Being a first time reviewer of a new car leads to some nerves and apprehension, especially when your everyday drive is 30 years old this year and quite frankly holds little resemblance to a 2018 vehicle. In much the same way that a 1958 203 cannot be fairly compared with the technology of my 1988 505, maybe even more so, as I am sure that the last 30 years have had far more technological advances than the previous 30. So where does a first time reviewer begin? I want to give the vehicle justice, but not gushing with the unfamiliarity of all the advances and appearing to be a starry eyed child getting the greatest Lego set at Christmas! I decided that rather than jumping in, I would take a step back, to think about the years of reviews I have read within the club magazine, the NZ Herald and any multitude of magazines. For that reason I intentionally have left writing this article for a couple of months after the fact.
The greatest inspiration I can dredge out of my motoring article memories are those associated with the launch of Lexus in the 1980s. At the time the journalists were gushing about this new brand; Toyota were stating that it was a separate brand; it would have nothing on it that could be associated with the mother brand and the motoring public and enthusiasts were waiting with a great deal of anticipation. Now hold those thoughts till the end of this article.
The 5008 that Auto Distributors NZ arranged for me to review was the GT model, which sells standard for $59,990 plus On Road Costs. The GT is powered with an 180hp 2.0L diesel coupled to a 6 speed automatic gearbox. To put that in comparison, that is 10 more HP than my 1988 2.8L 505V6 and both are more than adequate to power their respective vehicles. Auto Distributors, the New Zealand agent for Peugeot, are marketing the 5008 as its 7 seater range, which this vehicle has configured in three rows. Like all modern SUVs that I have seen sold new in NZ with the third row of seats, the third row seems only appropriate for younger children and the boot space is compromised when they are set up. However this is no criticism of the 5008, it is a reality of the modern SUV and occasional stationwagon, and Peugeot manages to make those third row seats less of a token than many others have and still offers more luggage space at the same time. Gone are the times of three large rows of seats and a big boot as once found in the 203, 404, 504 and 505 wagons.

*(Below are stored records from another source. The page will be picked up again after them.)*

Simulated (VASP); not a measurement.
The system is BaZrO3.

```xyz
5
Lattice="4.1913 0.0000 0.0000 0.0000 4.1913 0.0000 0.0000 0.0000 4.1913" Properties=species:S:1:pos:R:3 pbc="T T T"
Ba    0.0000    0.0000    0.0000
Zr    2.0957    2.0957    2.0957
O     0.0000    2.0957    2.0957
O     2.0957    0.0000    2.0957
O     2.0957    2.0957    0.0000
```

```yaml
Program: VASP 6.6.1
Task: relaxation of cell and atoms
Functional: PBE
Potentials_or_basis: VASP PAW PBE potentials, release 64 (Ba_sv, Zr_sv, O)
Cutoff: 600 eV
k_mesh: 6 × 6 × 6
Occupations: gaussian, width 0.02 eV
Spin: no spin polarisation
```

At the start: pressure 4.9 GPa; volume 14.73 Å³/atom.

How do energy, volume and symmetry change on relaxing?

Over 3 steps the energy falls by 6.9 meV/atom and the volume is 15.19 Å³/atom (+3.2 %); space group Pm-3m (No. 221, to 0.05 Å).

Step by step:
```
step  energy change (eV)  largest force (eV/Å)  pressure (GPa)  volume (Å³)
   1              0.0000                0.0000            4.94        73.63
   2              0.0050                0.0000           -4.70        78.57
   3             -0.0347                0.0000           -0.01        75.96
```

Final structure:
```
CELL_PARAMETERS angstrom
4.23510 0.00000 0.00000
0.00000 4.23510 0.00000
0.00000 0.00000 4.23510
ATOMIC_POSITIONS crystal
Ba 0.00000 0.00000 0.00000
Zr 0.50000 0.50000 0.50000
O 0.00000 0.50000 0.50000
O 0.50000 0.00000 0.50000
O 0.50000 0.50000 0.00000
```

The GT offers a few extra appointments that the petrol engined Allure doesn’t – which you would expect to be the case when you compare their $10,000 difference in price. These include, but are not limited to, a hands free tailgate release – which I found worked well; a massaging driver’s seat – that frankly didn’t do it for me, though I only tried it in one of its five settings; a different front bumper – which I think does look better and differentiates it from the Allure; an advanced digital dashboard – with easy to use settings to personalise your display as you like it, including an easy to use navigation system. I really enjoyed using that, even though I only drove the vehicle on routes that I knew and had no need for navigation aid. The colouring of the dash board display was easy on the eye and I thought contrasted well to make easy viewing.
The ‘extra’ I marvelled over the most however was the sport setting. This gave the 5008 a more responsive get up and go, and you could really hear it too! However I am told that that was all smoke and mirrors. The get up and go is real, but the sound is not. Apparently there is no perceptible change in the exhaust tones to those on the outside. However within the car, the stereo system emits an amplified exhaust, all electronic trickery, and it is very convincing, in fact totally convincing. It is not the first time that Peugeot have used this. The 308 GT diesel has the same function. However it is a first time for me. I tinkered with the volume of the radio thinking I might catch the ‘exhaust’ out, however even if the talking/music increased or decreased, the exhaust tones didn’t; they just adapted to the situation. I know that it makes no difference to the ride. However it does make a difference to the driving experience, especially for those who wish to enjoy the sound of an open exhaust.
Getting away from the 5008 features, the reality is that once the novelty of a new vehicle and all it has to offer has worn off, it becomes more important to know how useable it is. Peugeot have equipped the 5008 GT with a number of sensors and between them they make driving both easier and safer. There are sensors that pick up road signs and recognise the posted limits, and displays them on the dash. Other sensors warn through a vibration in the steering wheel if you are departing your lane (I intentionally tested that one – it works well). It monitors the drivers blindspots and watches for frontal collision dangers. There are sensors to tell you if things are too close to the sides. [This was the worst function for driving in and out of my driveway as it is thin with vegetation that protrudes into it so the sensors set alarms off like it was a party.] However that was a minor event to put up with when thinking about how convenient it is in unfamiliar places.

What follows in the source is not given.